Question

If \[r = 0.5,\,\,\sum {xy = 120} ,\,\,\sum {{x^2}} = 90,\,\,{\sigma _y} = 8\], then \[n = \]
A. \[100\]
B. \[10\]
C. \[15\]
D. \[50\]

Answer 1

Hint: In this question, we need to find the value of \[n\]. For that, we apply the formula of standard deviation \[{\sigma _y} = \sqrt {\dfrac{{\sum {{y^2}} }}{n}} \] then substitute all the given values in it and simplifies it to get the required value which is n.

Formula used:
We have been using the following formulas of standard deviation:
1. \[{\sigma _y} = \sqrt {\dfrac{{\sum {{y^2}} }}{n}} \] when \[y = Y - \overline Y \]
Where y is the difference between each value in the data set and the mean value of the data set and n is the number of items

Complete step-by-step solution:
We are given that
\[
  r = 0.5 \\
  \sum {xy} = 120 \\
  \sum {{x^2}} = 90 \\
  {\sigma _y} = 8
 \]
Now we know the formula of standard deviation
\[{\sigma _y} = \sqrt {\dfrac{{\sum {{y^2}} }}{n}} \]when \[y = Y - \overline Y \]
Now we substitute the given values in the formula, and we get
\[8 = \sqrt {\dfrac{{\sum {{y^2}} }}{n}} \]
Now by squaring on both sides and simplifying it, we get
\[
  {\left( 8 \right)^2} = {\left( {\sqrt {\dfrac{{\sum {{y^2}} }}{n}} } \right)^2} \\
  64 = \dfrac{{\sum {{y^2}} }}{n} \\
  64n = \sum {{y^2}}
 \]
Now by rearranging the above equation, we get
\[\sum {{y^2}} = 64n\]
Now, we know that \[r = \dfrac{{\sum {xy} }}{{\sqrt {\sum {{x^2} \times \sum {{y^2}} } } }}\] where \[r\] is the correlation coefficient, \[xy\] is the sum of the product of \[x\] and \[y\] values, \[{x^2}\] is the sum of squares of \[x - \] values and \[{y^2}\] is sum of squares of \[y - \]values.

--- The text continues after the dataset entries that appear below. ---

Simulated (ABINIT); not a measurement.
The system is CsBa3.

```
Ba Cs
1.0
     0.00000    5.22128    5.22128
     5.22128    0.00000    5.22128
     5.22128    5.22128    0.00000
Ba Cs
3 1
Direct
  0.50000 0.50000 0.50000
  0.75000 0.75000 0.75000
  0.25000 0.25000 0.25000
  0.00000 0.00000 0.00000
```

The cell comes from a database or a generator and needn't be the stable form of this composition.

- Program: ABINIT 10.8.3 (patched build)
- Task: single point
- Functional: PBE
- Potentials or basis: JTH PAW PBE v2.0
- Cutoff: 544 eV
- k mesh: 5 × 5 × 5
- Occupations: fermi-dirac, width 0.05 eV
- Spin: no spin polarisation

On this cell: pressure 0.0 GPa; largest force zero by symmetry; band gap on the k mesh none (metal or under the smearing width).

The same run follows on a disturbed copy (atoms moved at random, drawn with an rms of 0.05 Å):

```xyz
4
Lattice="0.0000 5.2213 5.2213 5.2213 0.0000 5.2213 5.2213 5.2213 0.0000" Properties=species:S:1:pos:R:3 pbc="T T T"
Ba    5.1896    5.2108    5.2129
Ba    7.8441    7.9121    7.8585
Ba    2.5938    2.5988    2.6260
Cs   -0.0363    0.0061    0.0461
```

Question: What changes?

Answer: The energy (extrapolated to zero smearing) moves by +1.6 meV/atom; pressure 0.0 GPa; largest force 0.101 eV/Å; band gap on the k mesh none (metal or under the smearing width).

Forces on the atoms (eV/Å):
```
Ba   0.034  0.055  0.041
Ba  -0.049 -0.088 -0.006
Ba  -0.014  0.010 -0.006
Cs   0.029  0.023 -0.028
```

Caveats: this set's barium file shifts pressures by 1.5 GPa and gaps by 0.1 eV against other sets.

By substituting given values in above formula, we will get
\[0.5 = \dfrac{{120}}{{\sqrt {90 \times 64n} }}\]
By squaring on both sides, we will get
\[
  {\left( {0.5} \right)^2} = \dfrac{{{{\left( {120} \right)}^2}}}{{{{\left( {\sqrt {90 \times 64n} } \right)}^2}}} \\
  0.25 = \dfrac{{14,400}}{{90 \times 64n}}
 \]
Now by cross multiply both the terms, we will get
\[
  0.25 \times 90 \times 64n = 14,400 \\
  22.5 \times 64n = 14,400 \\
  64n = \dfrac{{14,400}}{{22.5}} \\
  64n = 640
 \]
On further simplification, we will get
\[
  n = \dfrac{{640}}{{64}} \\
  n = 10
 \]
Therefore, if \[r = 0.5,\,\,\sum {xy = 120} ,\,\,\sum {{x^2}} = 90,\,\,{\sigma _y} = 8\], then \[n = 10\]
Hence, option (B) is correct option

Note: To solve these types of questions, students must know the concept of standard deviation. The standard deviation formula used in the above question is \[{\sigma _y} = \sqrt {\dfrac{{\sum {{y^2}} }}{n}} \] to find the value of n. Students must be careful while calculating the square of the summation, do the square of each number and not the square of the summation of x as it gives a different answer.